Infinite Variance in Monte Carlo Sampling of Lattice Field Theories

TL;DR

This paper investigates the issue of infinite variance in Monte Carlo sampling of lattice quantum field theories, demonstrating divergence in certain estimators and proposing alternative methods for accurate estimation.

Contribution

It identifies the problem of infinite variance in Monte Carlo estimators for lattice field theories and introduces two new sampling techniques to address this challenge.

Findings

Variance of estimators diverges in the Gross-Neveu model.

Proposed alternative sampling methods reduce variance issues.

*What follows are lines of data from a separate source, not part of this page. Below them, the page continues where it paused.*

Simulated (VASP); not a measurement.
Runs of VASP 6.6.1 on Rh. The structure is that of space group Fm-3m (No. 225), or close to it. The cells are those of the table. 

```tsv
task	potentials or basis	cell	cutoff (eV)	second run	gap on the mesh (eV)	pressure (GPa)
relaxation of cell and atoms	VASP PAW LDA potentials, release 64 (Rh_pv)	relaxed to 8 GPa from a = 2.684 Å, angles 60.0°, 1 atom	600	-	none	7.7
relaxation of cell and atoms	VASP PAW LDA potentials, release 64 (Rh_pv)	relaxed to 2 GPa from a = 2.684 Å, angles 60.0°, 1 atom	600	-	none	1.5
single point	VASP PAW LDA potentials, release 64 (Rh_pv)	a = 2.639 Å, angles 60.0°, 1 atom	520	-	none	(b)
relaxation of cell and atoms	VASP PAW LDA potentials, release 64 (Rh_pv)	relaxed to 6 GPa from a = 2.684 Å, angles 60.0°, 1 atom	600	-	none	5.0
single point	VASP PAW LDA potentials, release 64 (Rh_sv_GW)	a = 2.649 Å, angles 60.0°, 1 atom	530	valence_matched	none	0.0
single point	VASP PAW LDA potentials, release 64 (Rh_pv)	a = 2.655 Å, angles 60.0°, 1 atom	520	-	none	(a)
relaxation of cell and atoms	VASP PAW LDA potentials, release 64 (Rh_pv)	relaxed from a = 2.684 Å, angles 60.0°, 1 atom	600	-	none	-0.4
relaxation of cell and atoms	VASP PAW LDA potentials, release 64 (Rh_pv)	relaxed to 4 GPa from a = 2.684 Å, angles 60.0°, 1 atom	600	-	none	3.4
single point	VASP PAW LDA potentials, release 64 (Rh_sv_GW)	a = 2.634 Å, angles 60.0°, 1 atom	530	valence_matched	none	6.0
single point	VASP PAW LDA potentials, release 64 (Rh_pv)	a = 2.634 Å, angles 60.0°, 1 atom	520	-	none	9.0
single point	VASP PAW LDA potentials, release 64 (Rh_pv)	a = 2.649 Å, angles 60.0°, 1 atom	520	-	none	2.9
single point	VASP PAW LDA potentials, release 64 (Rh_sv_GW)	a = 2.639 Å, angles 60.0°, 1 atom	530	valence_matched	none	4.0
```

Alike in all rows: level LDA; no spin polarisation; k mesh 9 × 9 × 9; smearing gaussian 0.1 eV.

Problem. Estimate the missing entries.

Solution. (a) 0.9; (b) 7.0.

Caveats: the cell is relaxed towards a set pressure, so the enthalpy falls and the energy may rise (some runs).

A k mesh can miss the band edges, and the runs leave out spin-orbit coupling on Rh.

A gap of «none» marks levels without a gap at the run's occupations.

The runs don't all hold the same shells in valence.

Numerical tests validate the effectiveness of new methods.

Abstract

In Monte Carlo calculations of expectation values in lattice quantum field theories, the stochastic variance of the sampling procedure that is used defines the precision of the calculation for a fixed number of samples. If the variance of an estimator of a particular quantity is formally infinite, or in practice very large compared to the square of the mean, then that quantity can not be reliably estimated using the given sampling procedure. There are multiple scenarios in which this occurs, including in Lattice Quantum Chromodynamics, and a particularly simple example is given by the Gross-Neveu model where Monte Carlo calculations involve the introduction of auxiliary bosonic variables through a Hubbard-Stratonovich (HS) transformation. Here, it is shown that the variances of HS estimators for classes of operators involving fermion fields are divergent in this model and an even simpler zero-dimensional analogue. To correctly estimate these observables, two alternative sampling methods are proposed and numerically investigated.